Get first row index that meets the condition in cuda


below you can see a little pseudo code what i want to implement id cuda.
Get the first row index in every column where the value is bigger than 100
If its possible, i do not want to write “while” in my gpu code

for(column 0 to 4095)
	row = 0;
	while (row++ < 1024 && myArray[row * 4096 + column] > 100)
	printf("row: %i", row);

is it possible, and how?


Personally I would prefer to use a while loop in the kernel code for simplicity. The simplest implementation like that, assuming you are working on a matrix of 10,000 columns or larger, is to have each thread loop through the elements in a given column. You launch one thread per column. This will coalesce nicely.

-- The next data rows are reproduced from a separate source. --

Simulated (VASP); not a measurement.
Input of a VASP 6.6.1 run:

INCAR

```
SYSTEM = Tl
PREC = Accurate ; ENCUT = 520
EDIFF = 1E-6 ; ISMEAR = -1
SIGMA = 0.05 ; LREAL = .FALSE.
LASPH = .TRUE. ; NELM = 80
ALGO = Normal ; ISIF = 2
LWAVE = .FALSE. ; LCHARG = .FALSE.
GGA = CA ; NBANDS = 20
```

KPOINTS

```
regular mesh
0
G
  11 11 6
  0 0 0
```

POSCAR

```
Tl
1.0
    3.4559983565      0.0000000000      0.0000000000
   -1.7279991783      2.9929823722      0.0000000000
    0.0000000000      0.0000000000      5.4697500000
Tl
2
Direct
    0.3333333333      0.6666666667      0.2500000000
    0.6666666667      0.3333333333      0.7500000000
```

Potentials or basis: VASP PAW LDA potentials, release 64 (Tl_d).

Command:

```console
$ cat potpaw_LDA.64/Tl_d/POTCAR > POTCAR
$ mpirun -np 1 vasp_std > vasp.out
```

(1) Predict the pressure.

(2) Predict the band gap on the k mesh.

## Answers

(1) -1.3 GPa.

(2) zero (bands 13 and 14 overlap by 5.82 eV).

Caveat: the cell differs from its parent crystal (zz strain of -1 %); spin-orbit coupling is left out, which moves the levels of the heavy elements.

const int threshold = 100;
template <typename T>
__global__ void threshold_kernel(const T * __restrict__ data, const int ncol, const int nrow, int * __restrict__ result){

  int idx = threadIdx.x+blockDim.x*blockIdx.x;
  if (idx < ncol){
    int my_result = -1;
    int i = 0;
    while (i < nrow) && (my_result == -1){
      if (data[i*ncol+idx] > threshold) my_result = i;
    result[idx] = my_result;}

(coded in browser, not tested)

Even if your matrix is 1000 columns or larger, I would consider the above approach. The inefficiency associated with smaller thread count might not be improved given the additional complexity in other approaches.

If you have a small matrix, then you can do a parallel reduction per column, to attempt to increase the thread count.

thx for the reply
currently Iam using almost the same code (except mine has much more complex condition)
and I was just thinking about are the any solution without loop, but I could not found

If you did a parallel reduction per column, you could eliminate the loop, but you would launch 1000 times as many threads, if your columns have 1000 elements in them.

I’m not going to write all that code out for you, however. If you want to learn how to write a parallel reduction, there is good material available, just do a google search on “mark harris parallel reduction”

And I’m not sure it would be any faster than launching your 4096 threads, each with a loop.